Heroes Return Blog – Stories from Second World War veterans’ trips


Scottish veterans return to where they served by Big Lottery Fund

Veteran holds medals

The Big Lottery Fund today announces its latest round of funding made through Heroes Return 2, which enables veterans to embark on poignant visits back to the places where they saw action almost 70 years ago.

John Wotherspoon, 88, from Bonnybridge in Stirlingshire, made a special trip back to the beaches of Normandy in June this year.  Thomas served in the 15th Division of the Scottish Royal Engineers and landed in France two weeks after the D Day Landings on June, 20 1944.

John said, “A lot of people don’t know but there was still a lot of fighting going on.  We were a mile or so behind the infantry guys; the Germans were really organised and we were being attacked from all sides.  I was only 18 at the time and had never really experienced anything like that before. I have been back to Normandy before but on this trip I got to do things that I didn’t get a chance to do the first time. It meant a lot for me to go back again.  It’s really hard to explain to people but it still makes me emotional after all those years.”

Rose Gallagher, from Troon is going to South Africa in January next year.  Rose said, “My husband, Thomas, was in the Royal Air Force and spent over three years of the war there training pilots. He died in 1992 but he used to talk about the place a lot. He loved the country but unfortunately he never got the chance to go back.

“He applied for a job there shortly after the War ended and even had an interview lined up but he met me and that was that. I’m going back with our daughter and we would like to try and go to some of the places he spoke about. It’s lovely to get this experience and also have the chance to feel close to him again.”

John and Rose are amongst six Scottish Second World War veterans who will be making poignant commemorative visits as part of the Big Lottery Fund’s Heroes Return 2 programme.

Big Lottery Fund Scotland Chair, Maureen McGinn, said, “We are extremely proud to support veterans and their families to reflect on their experiences of the Second World War. The heroism of that time should never be forgotten and the stories we hear from those who served with such distinction are testament to that.

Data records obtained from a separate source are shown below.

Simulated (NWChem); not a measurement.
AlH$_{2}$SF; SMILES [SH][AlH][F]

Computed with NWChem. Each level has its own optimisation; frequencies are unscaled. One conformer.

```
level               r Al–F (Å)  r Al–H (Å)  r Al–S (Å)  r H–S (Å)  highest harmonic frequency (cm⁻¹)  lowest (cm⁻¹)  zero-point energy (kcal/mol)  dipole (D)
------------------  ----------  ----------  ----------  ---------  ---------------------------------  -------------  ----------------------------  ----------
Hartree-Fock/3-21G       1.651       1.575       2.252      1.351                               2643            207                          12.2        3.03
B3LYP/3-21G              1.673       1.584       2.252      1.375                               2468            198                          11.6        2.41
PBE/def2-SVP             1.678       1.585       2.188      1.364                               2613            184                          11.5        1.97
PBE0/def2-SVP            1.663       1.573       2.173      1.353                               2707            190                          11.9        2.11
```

“Earlier this year the Big Lottery Fund extended the programme to enable veterans to apply for funding to make second trips. In this way, Lottery funding continues to assist these modest heroes and their families join up with their comrades and revisit the places where they demonstrated such dedication and bravery.

For more information about Heroes Return, call the advice line on 0845 00 00 121 or visit www.biglotteryfund.org.uk/heroesreturn



“Being a Wren sounded glamorous” by Big Lottery Fund

Former Wren Wendy Hogarth, 89, from Bromsgrove in Worcestershire, is about to take her first trip through the Heroes Return programme and is urging other veterans to apply for funding for a first or second visit.

Wendy Hogarth (photo credit - Dan James)

Wendy Hogarth (photo credit – Dan James)

Wendy joined the Royal Navy Fleet Air Arm and was trained as a radar mechanic, testing equipment for aircraft. She met her husband George, a Scottish RAF night fighter pilot, at RAF Defford and they married four months later in September 1944.

However they were soon separated when Wendy was posted to Arbroath, Scotland. While on leave, George visited her in Arbroath and the couple enjoyed New Year’s Eve together.

Those few days together meant so much to them that Wendy is making a Heroes Return visit to Arbroath, and the Victorian mansion Letham Grange where she was stationed.

She said: “Worcestershire is about as far as from the sea as it is possible to be, but I thought being a Wren sounded glamorous and I had visions of being a member of a boat crew. I was told I would be a radio mechanic as I had studied Maths and Physics.”

After learning some basics like soldering joints at Chelsea Polytechnic she was sent to HMS Ariel in Lancashire for three months of practical training.

She recalled: “I was then sent back to Worcestershire to RAF Defford and a top secret experimental radar establishment at nearby Malvern. I didn’t really know how important radar was going to be but we knew how serious it was when we had to sign secrecy documents.

“It was at Defford where my life changed for I met a handsome RAF pilot who was resting there and we got married. He flew as a night fighter in Mosquitoes. Later on his role shifted to intruder patrols – he used to fly out looking for targets to bomb such as trains and ammunition depots.

“Shortly after we married I was posted to Arbroath. Being apart was nothing unusual during the war. I never worried too much about him – I guess we were young and very positive and never thought anything would happen to us. We wrote to each other a lot – loved ones writing to each other every day was not unusual during the war.

“After we married I spent New Year in Scotland for the first time. George came up on leave and we stayed in a hotel on the main square. What a difference New Year’s Eve was – the town went mad – dancing in the streets and bands playing.”

George passed away in August 2011 just before his 90th birthday. Now Wendy is planning to return to Arbroath and Letham Grange, to revisit the places the couple spent during that New Year period.

She said: “Those days were very important to us – when we bought our first house we called it ‘Letham’ and our second ‘Letham House’. This is why I want to return to Arbroath. Those few days together that New Year were very special.”